Iris Bork-Goldfield, Wesleyan University
“Get Real: How to Teach Original Historical Sources” co-convener.
I am Adjunct Professor of German and Chair of the German Studies Department at Wesleyan University. I received my doctoral degree from Munich University in German as a Foreign Language and German Literature. My research focuses on migration literature in Germany and its role in the 21st century, Jewish life in Germany today, and early youth resistance in the GDR. In 2014, I made a documentary on this last topic, and my book, “Wir wollten was tun” Widerstand von Jugendlichen in Werder an der Havel 1949-1953 was published by Metropol in 2015. More information can be found at http://ibork.faculty.wesleyan.edu/
Linda Braun, Johns Hopkins University
I am a Ph.D. Candidate in European history, with a focus on modern German history, at the Johns Hopkins University. Currently, I am writing my dissertation about “Ragtime and Jazz Culture in Germany, 1890-1945” under Peter Jelavich’s supervision. As an undergrad in Germany, my minor at Tuebingen University was computer linguistics. This background motivated me to start projects in DH, in research as well as for teaching. Therefore, I also do have a background in basic programming. A more detailed CV as well as a list of talks and publications can be accessed at http://www.lindabraun.eu/cv.

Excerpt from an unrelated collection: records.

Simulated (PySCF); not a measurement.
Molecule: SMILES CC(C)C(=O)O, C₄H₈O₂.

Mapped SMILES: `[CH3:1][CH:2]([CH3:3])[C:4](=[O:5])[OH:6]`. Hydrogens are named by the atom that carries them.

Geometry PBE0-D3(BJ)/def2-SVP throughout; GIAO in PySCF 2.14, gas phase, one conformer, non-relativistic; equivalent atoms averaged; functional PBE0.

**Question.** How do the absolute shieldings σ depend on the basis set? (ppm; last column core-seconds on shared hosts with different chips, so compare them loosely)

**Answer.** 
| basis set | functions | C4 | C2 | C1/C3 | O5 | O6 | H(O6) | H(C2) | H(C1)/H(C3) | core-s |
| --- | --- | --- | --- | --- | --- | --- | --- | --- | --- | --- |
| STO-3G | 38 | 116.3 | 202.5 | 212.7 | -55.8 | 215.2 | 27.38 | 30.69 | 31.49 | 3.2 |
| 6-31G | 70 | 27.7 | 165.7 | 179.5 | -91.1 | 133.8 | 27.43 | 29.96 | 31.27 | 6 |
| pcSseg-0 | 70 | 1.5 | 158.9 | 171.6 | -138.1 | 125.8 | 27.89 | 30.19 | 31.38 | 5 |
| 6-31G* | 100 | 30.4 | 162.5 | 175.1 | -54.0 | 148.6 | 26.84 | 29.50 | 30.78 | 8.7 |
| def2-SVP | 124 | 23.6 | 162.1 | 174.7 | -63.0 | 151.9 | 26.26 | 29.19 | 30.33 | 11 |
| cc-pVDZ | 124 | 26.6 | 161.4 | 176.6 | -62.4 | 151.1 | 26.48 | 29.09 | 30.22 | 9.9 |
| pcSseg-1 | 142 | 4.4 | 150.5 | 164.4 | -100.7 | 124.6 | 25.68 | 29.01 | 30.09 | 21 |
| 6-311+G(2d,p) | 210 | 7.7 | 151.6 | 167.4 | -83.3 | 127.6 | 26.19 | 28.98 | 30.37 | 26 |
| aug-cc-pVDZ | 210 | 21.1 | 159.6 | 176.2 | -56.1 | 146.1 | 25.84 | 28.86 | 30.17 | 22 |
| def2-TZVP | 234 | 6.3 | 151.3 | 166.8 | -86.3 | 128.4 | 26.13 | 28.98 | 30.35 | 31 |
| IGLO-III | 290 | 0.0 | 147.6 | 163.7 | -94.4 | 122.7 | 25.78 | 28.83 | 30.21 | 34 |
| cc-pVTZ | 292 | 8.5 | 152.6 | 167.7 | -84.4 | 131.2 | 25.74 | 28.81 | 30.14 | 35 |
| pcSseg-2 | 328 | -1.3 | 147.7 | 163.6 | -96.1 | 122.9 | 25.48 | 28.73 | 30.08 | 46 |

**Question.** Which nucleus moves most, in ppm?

Beate Brunow, Wofford College
“Get Real: How to Teach Original Historical Sources” co-convener.
I’m an Assistant Professor of German at Wofford College and the coordinator of the German Program and the Gender Studies Program. I received my doctoral degree in German and a minor in Gender Studies from the Pennsylvania State University. My research focuses on the scholarship of teaching and learning in German and across disciplines. Recent work includes “Working through Difficult Narratives: From Reading Trauma to Thinking Critically” (Postscript, Vol. 29 Spring 2014), and an article on teaching and learning as a form of cultural ecology “Texte als Orte der Begegnung” (In Kulturökologie and Literaturdidaktik, 2015) . Currently, I am co-authoring articles on developing and integrating environmental literacy across the foreign languages curriculum as well as on civic engagement and collaborative knowledge building.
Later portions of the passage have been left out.